It’s a big ask of a new local theatre company, directed by Amy Kowalczuk, who many will know as Amy Dunham.  I must raise the possibility-of-bias flag, since I taught her parents, Kathleen Montgomery and Trevor Dunham, in the first drama class at Hawker College in 1976/77, when they directed, with Sue Richards, the first student written and directed show – a rock/folk musical Anna.  It’s great to see theatrical tradition continuing through the generations.

Has Amy made it work?  

Indeed she has.  Being present for this in-the-round performance, reminded me of country-town theatre in the local community hall – which is exactly what the Causeway Hall (1926) once was when Kingston was still called “Eastlake”, the first area settled in the new National Capital, Canberra.

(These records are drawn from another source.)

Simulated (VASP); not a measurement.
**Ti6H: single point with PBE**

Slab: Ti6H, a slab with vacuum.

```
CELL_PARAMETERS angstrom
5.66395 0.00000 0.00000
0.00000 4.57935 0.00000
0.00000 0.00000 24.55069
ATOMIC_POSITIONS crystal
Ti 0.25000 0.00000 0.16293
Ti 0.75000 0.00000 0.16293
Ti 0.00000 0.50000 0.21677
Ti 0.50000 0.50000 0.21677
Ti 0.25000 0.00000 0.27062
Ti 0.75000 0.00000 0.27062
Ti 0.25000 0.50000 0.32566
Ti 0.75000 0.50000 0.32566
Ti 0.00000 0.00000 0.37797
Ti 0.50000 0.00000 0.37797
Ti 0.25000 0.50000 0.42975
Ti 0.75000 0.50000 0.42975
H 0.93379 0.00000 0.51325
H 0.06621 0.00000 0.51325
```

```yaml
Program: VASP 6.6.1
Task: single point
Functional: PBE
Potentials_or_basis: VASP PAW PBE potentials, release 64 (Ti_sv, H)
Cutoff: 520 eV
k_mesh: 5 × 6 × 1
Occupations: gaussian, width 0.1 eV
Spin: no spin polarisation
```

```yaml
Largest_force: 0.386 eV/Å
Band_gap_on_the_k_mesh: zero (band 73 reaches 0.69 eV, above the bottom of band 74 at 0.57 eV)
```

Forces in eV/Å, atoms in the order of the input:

I was also not surprised, since Amy has acted and sung in many shows (I’m sure I remember her singing at the National Folk Festival as a teenager) and is now teaching Performing Arts, to find myself watching what felt like a drama improvisation workshop, followed by a debrief discussion – to wind down from the emotional intensity for those watching as much as for those in the action.  Here’s a top-class teacher at work, I thought: the teacher as enabler, setting up the situation for the actors to explore the theme of male violence against women, using the awful Anita Cobby story as the stimulus.  

The sense of improvisation, oddly enough, makes the actors –  in their characters with personalities and background histories – seem real as they say what they think and do what they want, in the room with us.  In the Q&A afterwards, everyone spoke about the fictional characters as if they had really been there for the past two hours.  Even in the interval I found myself talking concernedly to someone nearby about how the boys’ behaviour might be treated by a counsellor – or even if that could be possible.

Of course, we all knew they were acting out a playscript already written for them – and the rearranging of “improvised” drama studio rostra blocks and other crude props as scenes changed, kept our Brechtian distancing in place.  A particularly effective device was for the boys to almost dance together (or rather against each other) between scenes, culminating in the scene which is described in the script beginning with the oldest brother, Brett, fighting the next brother down, Glenn, who Brett sees as challenging his dominance.  The youngest, Stevie, breaks down in frightening wild movement, banging himself into the floor.

It was Amy Kowalczuk’s directing of the acting, in close concert with Michelle Norris’ movement directing that shaped the script (which I had had some doubts about on my quick reading) into so much more than just an important play about a worrying social issue.  Watching, we became engaged directly in the experience of Sandra, left by a husband, perhaps very like her terrifyingly angry eldest, when her third boy was still very young and who then only had eleven-year-old Brett as his model.  The middle boy, Glenn, seemed to have taken on some of Sandra’s demands about behaving with respect for women – and had found some hope in Jackie.  But in the end he could not escape Brett’s power in the threesome, which must always stick together against any authority, including their mother and – now in their twenties plus – against all women, who they see as restricting their freedoms and right to do as they please.

Finally, the right to abduct an innocent woman, rape her and kill her.

In the discussion, the point was made that this behaviour is not restricted to the poverty-stricken class, but can be seen throughout our society including in corporate life and political life, up to the violence in deliberate warfare.  Putin is Brett in extremis, I thought, as women and men spoke of their experiences and how the play had affected them.  Someone pointed out that these boys in earlier times would have been expected to be and praised for becoming soldiers – with the same attitudes and behaviours.  I thought of the court case still underway at this very time, where a soldier claims to have been defamed when accused of such behaviour.

But I also thought, as the women in the play tried to overcome their impossible situation (left to bring up Nola’s and Stevie’s newborn boy), and as the women spoke in the discussion, that social change has begun since the real case happened in the 1980s and the play was written, made into a film, and has been performed (at the Griffin Theatre in Sydney 2012, www.griffintheatre.com.au/whats-on/the-boys ) and used as a school text for study.

The feeling of horror around the world at what has been happening in Ukraine is, I hope, a change; an unwillingness to accept the violence of such warfare as any kind of normal.

And for these thoughts I thank Amy (Dunham) Kowalczuk, her outstanding cast, and all the many people she thanks in her program, for setting up Alchemy Artistic and taking on the risk of performing The Boys first up.  If this is the standard of the company’s upcoming productions we can look forward, in our community and I hope further afield, for more drama which has revived my trust in humanity.  This Easter has been as it should be – the commemoration of an innocent’s death; and a hope for the future of humankind.